Static route question

Schoolies

Senior member
Oct 9, 1999
495
0
76
I want to setup the following subnets:

Subnet 1 - Router IP - 10.0.0.3
Subnet 2 - Router IP - 192.168.0.3

The two routers are both Linksys MR814 and in their "Static Route" configuration menu, there are 4 options:

Destination IP Address
IP Subnet Mask
Gateway IP Address
Metric

On the 10.0.0.3 router I had entered static route:
Destin. IP: 192.168.0.3
Mask: 255.255.255.0
Gateway IP: 10.0.0.3
Metric: 1

This is not working and I'm sure it is completely wrong but I'm having a hard time finding documentation on setting these static routes up. It will not let me ping from the 10.0.0.3 address to 192.168.0.3.

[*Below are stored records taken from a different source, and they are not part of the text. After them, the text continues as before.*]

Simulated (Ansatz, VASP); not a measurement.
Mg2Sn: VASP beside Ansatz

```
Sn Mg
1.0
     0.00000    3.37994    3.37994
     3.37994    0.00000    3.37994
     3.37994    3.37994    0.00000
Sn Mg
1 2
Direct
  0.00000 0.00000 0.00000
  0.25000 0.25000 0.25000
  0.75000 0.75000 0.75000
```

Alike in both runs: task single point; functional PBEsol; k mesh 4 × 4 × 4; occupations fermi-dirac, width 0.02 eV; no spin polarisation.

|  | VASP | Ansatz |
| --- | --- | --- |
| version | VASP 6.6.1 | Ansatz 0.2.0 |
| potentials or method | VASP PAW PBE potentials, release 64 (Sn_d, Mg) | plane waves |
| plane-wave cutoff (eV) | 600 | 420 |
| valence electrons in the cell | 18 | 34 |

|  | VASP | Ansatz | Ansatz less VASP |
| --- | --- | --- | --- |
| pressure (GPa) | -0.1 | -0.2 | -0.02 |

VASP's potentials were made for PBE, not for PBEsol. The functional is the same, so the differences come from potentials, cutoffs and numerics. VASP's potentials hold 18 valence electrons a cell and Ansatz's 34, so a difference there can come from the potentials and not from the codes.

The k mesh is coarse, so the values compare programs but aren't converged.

I know I have to setup a static route on both routers and I know I can use RIP but this is all for tests purposes... to experiment and learn.

Thanks!
 

Garion

Platinum Member
Apr 23, 2001
2,328
6
81
You use static routes when you want to tell a router how to send traffic to another subnet through another router. The two routers have to be on a common IP network - That is, one has to be 10.0.0.x and the other 10.0.0.y.

The "typical" way this is done is to have two routers plugged into a common switch, both having an IP address on the same subnet. Each router has a unique set of subnets behind it, and you need to configure the two routers so they point at each other for the subnets that can be reached by each.

You're close to putting in the right info, just don't have it exactly.

Example: you are trying to configure the 10.0.0.3 router to reach the subnet 192.168.100.0 witha 255.255.255.0 mask by going through the next hop of 192.168.0.3. The information you'd need would be:

Destination IP address: 192.168.100.0
IP Subnet Mask: 255.255.255.0
Gateway IP: 192.168.0.3
Metric: 1 (1 is fine, not really used much)

Unfortunately, you seem to have a problem with your configs - You have two different routers on two totally different IP addresses. If two routers need to be able to send traffic to each other, they have to have one interface on the same subnet. Right now, you have them on two subnets, which won't ever work.

Perhaps this doesn't make sense to me because I'm not sure how your network is laid out (what is plugged into what) and what you're trying to accomplish. Describe this more and we'll figure it out.

- G
 

Schoolies

Senior member
Oct 9, 1999
495
0
76
Thanks Garion,

I think you pretty much explained it.

Someone gave me a router a couple of days ago and I figured I'd test out the static route features... see if I was smart enough to figure it out... apparently not.

What I wanted to do was to have some computers on the 10.0.0.0 network and some on the 192.168.0.0 and allow them to send traffic through to each other. I thought you could do this with the routes.

What I have right now is both routers going to a switch. The internet is not important in this case, i'm just worried about the traffic passing through the routers.

So there would be no way to send traffic between those two subnets?
 

Fuzznuts

Senior member
Nov 7, 2002
449
0
0
if you can get one of the routers on both subnets youll be able to route between them you could do this by adding a secondary ip to one of the routers then apply your routes that way. dirty but it would work

i.e router 1 IP 1 = 10.0.0.3 IP 2 = 192.168.0.254

then on router 2 add a static route for the 10.0.0.0 network over 192.168.0.254
then on router 1 add a static route back to the 192.168.0.0 over 10.0.0.3
this will work but it depends on wether or not your routers
a) have mulitple interfaces / cards
b) if the router has 1 interface will it allow secondary IP's on the one interface.

if they are cheap things they may well just throw a wobbler and do nothing
 

Saltin

Platinum Member
Jul 21, 2001
2,175
0
0
You can do what you want to do with just two routers. Use the WAN port on each router to create a third, common subnet between the two routers (crossover ethernet for connection generally, if the WAN ports switch).
Make sure they are routing and not doing NAT.
If all you want to do is test build routes, that would be a good way to try it.

Edit : Hey it's my three year anniversary at AT. Hardly post at all anymore, what a coincidince!